Eliezer Cadet | |
---|---|
Born | Jean Didier Eliezer Cadet 23 May 1897 |
Died | 8 Dec 1995 |
Nationality | Haitian |
Education | College of Institution Saint-Louis de Gonzague |
Occupation | Vodou priest |
Jean Didier Eliezer Cadet (born 23 May 1897)[1][2] was a Haitian Vodou priest[3] who, in 1919 attended the Paris Peace Conference and First Pan African Congress on behalf of the Universal Negro Improvement Association (UNIA).[4]
Eliezer was born in Port-de-Paix, Haiti, the son of Mesinor Pierre Cadet, a wealthy dyewood manufacturer, and Amazile Broux.[2][5][6] He attended the College of Institution Saint-Louis de Gonzague and subsequently supported himself as a car mechanic in Paris. There he met Nancy Cunard.[7]

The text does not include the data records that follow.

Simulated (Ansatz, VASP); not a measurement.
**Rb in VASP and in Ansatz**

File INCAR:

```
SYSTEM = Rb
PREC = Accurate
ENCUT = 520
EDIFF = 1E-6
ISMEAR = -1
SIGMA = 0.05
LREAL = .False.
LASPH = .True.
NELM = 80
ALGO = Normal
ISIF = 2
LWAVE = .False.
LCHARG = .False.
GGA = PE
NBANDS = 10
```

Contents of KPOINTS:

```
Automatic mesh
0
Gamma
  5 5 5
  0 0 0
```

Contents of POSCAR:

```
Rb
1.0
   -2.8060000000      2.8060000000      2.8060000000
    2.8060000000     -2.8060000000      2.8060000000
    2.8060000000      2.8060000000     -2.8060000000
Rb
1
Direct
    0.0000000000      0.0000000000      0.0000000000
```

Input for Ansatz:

Initially, the International League for Darker People, an umbrella organisation comprising the UNIA, had planned to send Ida B. Wells and A. Philip Randolph as delegates, with Cadet as interpreter. But as US authorities denied both Wells and Randolph passports and visas, the UNIA's Cadet, a Haitian national, became the organisations' sole delegate.[8] Cadet left the US at the end of February 1919 for Le Havre, returning on December 1, 1919, to New York.[9] While in Paris, his efforts to contact official delegates were mostly unsuccessful, except for a meeting with Liberian delegate Charles D. B. King, who refused to support the UNIA's demand that control of the former German colonies should be given to Africans and the African diaspora. Cadet's reports to Marcus Garvey, claiming that his efforts had been sabotaged by the NAACPs delegate W. E. B. Du Bois, led to a break between Garvey and Du Bois.[10]
Cadet went on to become a Hougan (Vodou priest) associated with the loa Damballa.[6] He died in Port-au-Prince on 8 Dec 1995.[5]